I would suggest that the take-out is brands feel they are able to latch on to public events without being seen as jumping on a bandwagon created by an individual. Conversely, the public don't mind a copy cat campaign if it's in a good cause. I'd also suggest that even though they talk about real-time marketing, few brands are set up to achieve it. When the world is leaning forward to watch a spectacle, so too are the brands. At other times, they are off guard and don't see an opportunity when it arises. 

I also wonder if it tells us something about social. When a brand can walk away from social with an engagement rate of 1% and say it did ok, surely that tells us the vast majority of people on social don't want to be sold to or made aware of a brand, they want to share experiences and banter with their social circle. 

This can surely be challenged, though, can't it? If brands use a little more ingenuity. A beer brand could've had a field day with a joke about white and gold (the head of the beer, the body of the beer), a bookie could've laid out joke odds for which colour it was. Specsavers could've jumped in, surely? It's not for me to tell them what to do but when my daughter showed me the original picture last week, I knew it would be massive and was expecting some jovial prank pictures from brands. Instead, its a charity once again which has taken the bold move to ride the phenomenon and add another slide to presentations on social media that go beyond the #IceBucketChallenge and #nomakeupselfie. 

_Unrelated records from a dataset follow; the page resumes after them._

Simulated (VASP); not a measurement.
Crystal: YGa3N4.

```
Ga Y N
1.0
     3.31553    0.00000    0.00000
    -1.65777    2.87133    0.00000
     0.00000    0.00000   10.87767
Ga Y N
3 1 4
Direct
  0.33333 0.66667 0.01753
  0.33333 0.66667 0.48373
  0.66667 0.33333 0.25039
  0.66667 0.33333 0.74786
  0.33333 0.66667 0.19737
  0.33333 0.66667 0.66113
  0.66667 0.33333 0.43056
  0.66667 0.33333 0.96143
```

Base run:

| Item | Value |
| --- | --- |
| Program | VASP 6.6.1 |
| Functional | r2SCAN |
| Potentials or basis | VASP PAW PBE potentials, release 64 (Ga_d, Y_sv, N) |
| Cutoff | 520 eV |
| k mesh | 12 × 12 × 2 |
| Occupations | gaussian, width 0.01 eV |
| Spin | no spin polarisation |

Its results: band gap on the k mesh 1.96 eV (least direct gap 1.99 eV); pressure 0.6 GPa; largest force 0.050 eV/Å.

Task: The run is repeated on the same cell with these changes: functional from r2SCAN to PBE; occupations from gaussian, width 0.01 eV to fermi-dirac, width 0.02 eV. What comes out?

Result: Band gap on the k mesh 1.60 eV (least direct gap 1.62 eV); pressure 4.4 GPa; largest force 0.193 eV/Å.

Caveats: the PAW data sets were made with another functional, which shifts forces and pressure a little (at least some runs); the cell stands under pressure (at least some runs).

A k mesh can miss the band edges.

The take-outs then are as we expected. Social is about personal connections and brands are very much the outside visitor in our conversations with one another. It means charities are better placed to act in real-time but it also shows a massive opportunity for brands to break through from the background and get us actively sharing their content. It seems odd that this is the game brands are generally playing yet leave it to the charities to show them the way.